We arrived in India tired and hungry but full of anticipation. Carly, Erin, Michael and I didn’t know our minds and hearts were about to be stretched more than our stomachs. (When in India, you eat. A lot.) Jyoti Parnami greeted us with the biggest smile I’ve seen in quite some time. Her energy at 2 a.m. at the Dehli airport was bright enough to light the dark sky. As we hopped in the car, we began what would be a journey to meet our Indian family.

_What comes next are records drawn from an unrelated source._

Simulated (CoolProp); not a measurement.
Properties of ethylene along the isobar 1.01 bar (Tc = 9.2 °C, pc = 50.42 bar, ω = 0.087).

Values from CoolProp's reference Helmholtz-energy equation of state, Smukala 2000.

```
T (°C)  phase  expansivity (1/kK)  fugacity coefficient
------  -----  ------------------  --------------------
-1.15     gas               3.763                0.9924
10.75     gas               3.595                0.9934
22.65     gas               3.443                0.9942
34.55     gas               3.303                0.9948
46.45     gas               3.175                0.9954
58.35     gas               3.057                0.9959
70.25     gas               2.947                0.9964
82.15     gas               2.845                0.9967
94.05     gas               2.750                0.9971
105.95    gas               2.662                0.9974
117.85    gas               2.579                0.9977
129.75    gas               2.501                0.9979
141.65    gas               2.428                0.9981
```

The first night was sleepless. I laid in bed, staring at the ceiling until 6 a.m. My eyes finally closed when our alarms jingled. Thanks to jet lag, we weren’t tired. The sights, smells, tastes and relationships that awaited lured us from our room straight to the hotel’s restaurant. The day wouldn’t officially begin until we ate our first Indian breakfast. Our eyes and mouths watered as the rich flavors courted our senses, and we were grateful. After filling our stomachs, we gathered our belongings and hit the road.
Rain fell from the sky, lightly pitter-patting on the windshield as we pulled into the dirt parking lot outside the weavers factory in Panipat. As we stepped across the threshold, the synchronized sound of foot looms greeted our ears. Michael disappeared into the dimly lit factory, and the music of his camera shutter faded into the choir of looms. Carly, Erin and I walked silently, criss-crossing back and forth through the rows of weavers weaving the most brilliant textiles. At one point, I caught myself staring at a man’s feet as they controlled his loom like a pianist changing the piano’s sound with the foot pedals. Instead of performing in a musical symphony, he was weaving a symphony of color.
After soaking in every inch of the factory’s space, asking the important questions and checking on Tribe’s production, we made our way to Jaipur. Carly breathed a sigh of relief as Jyoti reassured her that everyone we work with in the production houses are taken care of, paid fairly and treated with respect.
The car bumped and rolled along the roads. Our minds were so engrossed in the weaving process that we didn’t recognize the hunger that started to set in. Jyoti chose a tiny, shack-like restaurant where we could break naan. Because the three of us lacked experience in ordering from a roadside restaurant in India , we trusted Jyoti to do so for us. I knew I would over-consume whatever was put in front of me. We listened as Jyoti shared stories, and laughed about the day and the days to come. In that moment, we knew we were family— a tribe. Jyoti was more than our business partner. She was our sister, our mother and our aunt. The weavers in Panipat were our brothers, our fathers and our uncles. Also a part of our Tribe, our family, were the women and men we were yet to meet.
We took the last few sips of our chai tea and piled in the car. The sun slipped under the sky’s dark covers and the moon rose for the night shift. Our souls were light, hearts were glad and eyes were heavy. We were in India — the land of spices, smiles, color and determination — and it was only day one.